Organizational Capital Budgeting Model (OCBM)

Hyoung-Goo Kang

Duke University

hyoung.kang@duke.edu

Introduction

This paper introduces a new concept: Organizational Capital Budgeting Model (OCBM). Standard Capital Budgeting Model (SCBM), such as NPV and its variations, is the special cases of OCBM. OCBM is a framework to embed the capital budgeting in finance and the decision-making in organization/ strategy literature in order to describe the resource allocation practices in use.

OCBM starts from a simple idea. Firms need theoretical lenses in order to recognize 'raw' investment opportunities. When a theoretical lens meets an investment opportunity, valuation occurs. Let us call the theoretical lenses as valuation strategies. Then, a firm's choice set is {valuation strategies x investment opportunities}, instead of just {investment opportunities}.  It also implies that a firm partially constructs the value of investment by choosing valuation strategies. 

Theory

OCBM presumes that four types of meanings are generated when a firm chooses a pair (valuation strategy, investment opportunity). The meanings are value (V), net accuracy (B), controversy (C) and uncertainty (C). OCBM assumes that firms maximize goal which increases with financial factors {V, B} but decreases with social factors {C, U}. The social factors are intuitively derived from discount cash-flow model (DCF). In general, DCF is Val = Profit/ Risk. I interpret Val as meaning, Profit as the source of controversy, and Risk as uncertainty, because the allocation of profit involves the controversy among coalitions, and uncertainty is immeasurable risk (Knightian uncertainty). The social factors affect the choice, resulting in the social construction of investment opportunities.

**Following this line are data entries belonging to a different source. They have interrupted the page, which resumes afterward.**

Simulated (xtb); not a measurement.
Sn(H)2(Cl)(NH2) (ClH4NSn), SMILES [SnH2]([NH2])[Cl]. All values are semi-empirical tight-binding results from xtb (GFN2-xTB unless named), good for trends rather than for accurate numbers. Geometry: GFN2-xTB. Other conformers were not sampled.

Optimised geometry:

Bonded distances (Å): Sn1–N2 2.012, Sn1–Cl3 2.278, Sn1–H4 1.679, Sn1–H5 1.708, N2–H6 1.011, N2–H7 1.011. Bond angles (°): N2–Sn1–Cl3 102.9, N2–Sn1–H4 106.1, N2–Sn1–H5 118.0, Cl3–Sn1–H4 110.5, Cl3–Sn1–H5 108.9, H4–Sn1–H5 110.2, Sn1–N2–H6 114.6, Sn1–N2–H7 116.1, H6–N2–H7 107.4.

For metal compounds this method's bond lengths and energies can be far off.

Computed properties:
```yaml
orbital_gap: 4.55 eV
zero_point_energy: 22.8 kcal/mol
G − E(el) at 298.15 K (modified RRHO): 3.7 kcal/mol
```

To formalize, OCBM is defined as the solution of OCBM-maximization. OCBM-maximization is:

 

     max G(V, S, C, V)

    with respect to (s, k)

    subject to (s, k) Є S x K.

 

Thus, OCBM is s(k) = arg.max{s} G(V, S, C, U) with respect s in S given k. This optimization set-up produces following predictions. For simplicity, let NSCBM = OCBM\SCBM, i.e. non-SCBM in OCBM set.

 

Predictions:

1. The more important the social factors become; the more NSCBM is used.

2. The more sensitive the social factors become with respect to valuation methods; the more NSCBM is used.

3. The importance of controversy and uncertainty increases the use of NSCBM.

Empirical design

In order to test OCBM, I use qualitative studies about the practices of Chaebols (large Korean conglomerate) for several reasons. Firstly, Chaebols are interesting and important topic themselves. Chaebols are important in Korean economy. Some of them are very large and important players even in global market. Secondly, the cases about Chaebols are interesting tales about the conflict of interest, information asymmetry and corporate diversification to be relevant to all the other firms. In particular, Chaebols have developed salient systems to coordinate their subsidiaries in the presence of extreme agency problems. The analysis into such system will offer fresh intuitions about internal capital market of other cases.  

Besides testing OCBM, the qualitative study provides ethnographic description about capital budgeting process. The capital budgeting process includes the announcement of budgeting rules, idea generation, organization design and post-investment activities. This study employs multiple qualitative techniques such as interviews, archival analysis and surveys to identify the practices. Such study will be useful for future researchers to study Chaebols.

Results and conclusion

The results correspond to the predictions of OCBM. OCBM explains the deviations of capital budgeting practices from textbook methods and can predict the direction. When controversy is high, OCBM functions as the tool for communicating and information sharing. When uncertainty is high, capital budgeting is inseparable from researches and learning. I want to emphasize that the findings do not invalidate SCBM. On the contrary, OCBM stresses the importance of social contexts and the endogeneity/ social construction of investment opportunities. The results in fact fit an argument of resource-based view of firm, i.e. 'no rule for riches'. The notion of correct capital budgeting is organization specific. Thus, competitive advantages and heterogeneous firm performances can come from the capabilities of properly constructing the meaning of investment opportunities through valuation strategies.